Speaking at the opening panel were Head of the International Institute for Holocaust Research and Incumbent of the John Najmann Chair for Holocaust Studies Prof. Dan Michman, Bezalel President Prof. Eva Illouz and Prof. Guggenheim. Additional speakers included Prof. Antoine Grumbach (France), who spoke of exhibition design and urban planning as elements of remembrance, and Prof. Nahum Tevet (Israel), who delivered an address on "Traces of Memory."
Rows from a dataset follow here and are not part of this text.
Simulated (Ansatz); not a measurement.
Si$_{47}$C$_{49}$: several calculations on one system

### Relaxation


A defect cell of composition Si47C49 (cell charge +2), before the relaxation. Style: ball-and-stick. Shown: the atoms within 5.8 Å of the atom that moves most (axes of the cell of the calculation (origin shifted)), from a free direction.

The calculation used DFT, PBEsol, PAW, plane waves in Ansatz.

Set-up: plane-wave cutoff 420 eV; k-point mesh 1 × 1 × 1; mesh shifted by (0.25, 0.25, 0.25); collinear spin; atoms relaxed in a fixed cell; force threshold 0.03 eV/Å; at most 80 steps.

Lectures and panels primarily focused on the artistic means to effectively provide memorial space, with Shalev focusing in depth on the unique architecture styles visible across the Yad Vashem campus that reflect various structural concepts of remembrance which have evolved over the past six decades: "The first structure of architectural significance [the Hall of Remembrance], created a space of memory for those who survived the Holocaust and immigrated to Israel, and for many held a deep and unique meaning which became manifested in the form of a physical place," explained Shalev. "Upon rebuilding their lives anew in Israel, Yad Vashem was viewed by many survivors and their descendants as a place in which they could speak to or eternally memorialize their loved ones, reflect on life or God, and internalize and express an entire world of thoughts, emotions, questions and memories." It was in this fashion that an open space on an empty hill in Jerusalem would undergo a far-reaching transformation and become the Mount of Remembrance, giving extraordinary context to the meaningful impact a space dedicated to memory can have.
The seminar took place with the generous support of the Gutwirth Family Fund and was held by the International Institute for Holocaust Research in cooperation with the Bezalel Academy of Arts and Design and the Hebrew University of Jerusalem.